Summer Program August 6-17, 2012: Computational Advertising

In cooperation with the Society for Industrial and Applied Mathematics (SIAM) and the SIAG/DMA.


E-commerce is pioneering new kinds of advertising and new kinds of customer service. These innovations pose novel challenges in statistics and mathematics. For example:

* A search engine company might write a contract to present an on-line advertisement to 2 million males in California between the ages of 20 and 40 in November, and another contract to present a different ad to 4 million males aged 20 to 60 in Southern California during November and December. The search engine company needs to decide how to divide up the demographic characteristics of the users for sale, how to price different combinations of characteristics, and how the price of a contract should depend upon the time horizon before the service is due (i.e., a demographically specific contract in the distant future may preclude many other advertisment sales, and the price should reflect that; in contrast, a contract for advertising tomorrow is almost pure revenue, provided that the demographic breakouts are available).

* Advertisements bid against each other for keywords. The statistical characteristics of these high-speed auctions is unclear, and there are strategies for handicapping the bidders in order to achieve economically desirable outcomes, or to develop better mechanism design.

* Recommender systems are a key component of search engine advertisement technology. All major recommender systems are proprietary (with a narrow exception for the Netflix competition), but the statistical strategies involved in these kinds of complex data mining problem are an important opportunity in the open research domain.

The mathematical challenges that arise in computational advertising include massive, high-speed linear programming, better agent-based models for auction dynamics, and the computational finance behind dynamic management of the sales portfolio. The statistical challenges include modeling and forecasting of trends among users, prediction methodology for recommender systems, and modeling the revenue streams.

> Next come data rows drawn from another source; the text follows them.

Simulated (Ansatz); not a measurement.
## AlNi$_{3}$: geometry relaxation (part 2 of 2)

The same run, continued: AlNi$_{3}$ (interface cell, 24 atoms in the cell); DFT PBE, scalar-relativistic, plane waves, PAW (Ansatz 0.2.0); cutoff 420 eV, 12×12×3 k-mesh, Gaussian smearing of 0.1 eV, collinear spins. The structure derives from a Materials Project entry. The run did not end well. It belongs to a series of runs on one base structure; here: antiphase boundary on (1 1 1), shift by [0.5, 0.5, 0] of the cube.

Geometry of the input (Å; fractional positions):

This two-week program ran from August 6 to August 17, 2012. The first week was held at the Radisson RTP in Research Triangle Park, NC.  The location is in close proximity to SAMSI. The first three days were spent on technical presentations by leading researchers and industry experts, to bring everyone up to speed on the currently used methodology. On the fourth day, the participants self-organized into working groups, each of which addressed one of the key problem areas (it was permitted that people join more than one group, and the organizers try to arrange the working group schedules to faciliate that).  The second week was spent at SAMSI headquarters in Research Triangle Park.

The activities in the working groups addressed real-world datasets provided by the corporate participants. Datasets that were made available include:

Recommender systems data: (1) The Yahoo! music data; (2) Yahoo! search marketing advertiser bid-impression-click data; (3) Yahoo! search marketing advertiser bidding data; (4) Yahoo! Front Page Today module user click log data

Web Search: (1) Learning to Rank competition data.

Advertising: (1) Click logs from a real-world system (to be released, tentative at this point).

e-commerce:( 1) Epinions: data to study user trust and product ratings.